Albany Panel Signals It Won’t Give the Mayor Carte Blanche on Schools - New York Times 5/5/09
By JENNIFER MEDINA
Published: May 5, 2009
ALBANY — As state legislators begin to review the landmark state law that gave Mayor Michael R. Bloomberg control over the New York City schools, the question seems not to be whether changes will be made, but how significant they will be.
The law expires on June 30, and lawmakers are expected to turn their attention to the matter now that a deal has been reached to rescue the Metropolitan Transportation Authority.
On Tuesday, as Joel I. Klein, the schools chancellor, addressed members of the Senate Education Committee here, he was pressed to explain how he thought the law should be improved.
The committee members repeated now-familiar complaints that parents have been shut out of the school system and that there is not enough oversight of the Department of Education’s budget. They also voiced skepticism over what Mr. Klein has stressed were some of the administration’s greatest accomplishments, like increases in graduation rates and test scores.

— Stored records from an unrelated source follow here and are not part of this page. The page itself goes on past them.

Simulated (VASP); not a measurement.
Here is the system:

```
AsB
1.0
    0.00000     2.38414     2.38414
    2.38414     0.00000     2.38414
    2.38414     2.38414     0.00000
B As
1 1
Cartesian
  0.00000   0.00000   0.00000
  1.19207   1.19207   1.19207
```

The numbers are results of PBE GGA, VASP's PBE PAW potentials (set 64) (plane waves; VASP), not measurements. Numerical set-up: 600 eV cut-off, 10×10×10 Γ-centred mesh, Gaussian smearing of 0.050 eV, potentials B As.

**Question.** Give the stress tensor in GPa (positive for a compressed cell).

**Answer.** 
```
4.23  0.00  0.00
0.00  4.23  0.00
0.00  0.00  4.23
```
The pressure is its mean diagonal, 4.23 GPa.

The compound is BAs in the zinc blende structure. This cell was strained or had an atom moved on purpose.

While the vast majority of legislators have said that they oppose returning control to local community school boards and a Board of Education, which ran the system until 2002, several have indicated that they would favor a governing board with veto power over the mayor.
“Dictatorial rule does not work,” Bill Perkins, a Democratic senator who represents Harlem, said during a sharp exchange with Mr. Klein. “Mayoral control has been a disaster for parents. It has not gotten better.”
Mr. Klein has come to Albany a handful of times in the last several months to make his case to legislators for keeping mayoral control intact and to solicit their feedback.
“I think there is some lack of clarity — are we a city or a state agency?” Mr. Klein said, adding that he would rather have the distinction clearly defined than have to deal with “parallel systems.” In some instances, like the city budget allocation process, the Department of Education is treated like other city departments. In other cases, it is subject to state regulations, not the city’s.
One sign of the hurdle Mr. Klein faces could be seen on Tuesday during a rally near the Capitol, where a parent group, the Campaign for Better Schools, lobbied for changes in the law. Nearly a dozen legislators voiced support for the group, who repeatedly chanted “Hey, hey, ho, ho — one-man rule has got to go!”
Micah Z. Kellner, a Democratic assemblyman who represents the East Side of Manhattan, drew loud cheers when he said, “I think we’re all fed up that the Education Department spends a lot of time and money on spin doctoring what we know are problems.”
Several legislators have submitted bills that would tweak the current school governance structure. One would require more notice and community comment before a struggling school could be closed. Another would give the borough presidents a more significant role. Another would require that the Department of Education be treated like other city agencies, with oversight of its budget from the City Council.
Mr. Kellner referred to one proposal that would have the mayor appoint just 6 of the 13 members of the Panel for Educational Policy, the oversight group that replaced the Board of Education. Currently, the mayor appoints eight members of the panel; he can dismiss them at any time.
“If the mayor knows that his policies are so good, he shouldn’t be so afraid of having to convince one other person to approve them,” Mr. Kellner said
The Bloomberg administration has so far remained largely quiet on the specifics of the legislative proposals, but has made it clear it would be adamantly opposed to giving any panel or board veto power.
“If you have divided authority, what you have is no one in charge,” Mr. Klein said. “An independent board would return this city to the politics of paralysis.”
Near the end of the hearing, Senator Kevin Parker, a Democrat who represents Brooklyn, urged Mr. Klein to present a viable alternative to the current system.
“I object to this false dichotomy of total control and going back to the way things were,” he said. “If you come in here and say the system is perfect, you are going to end up with something that you hate.”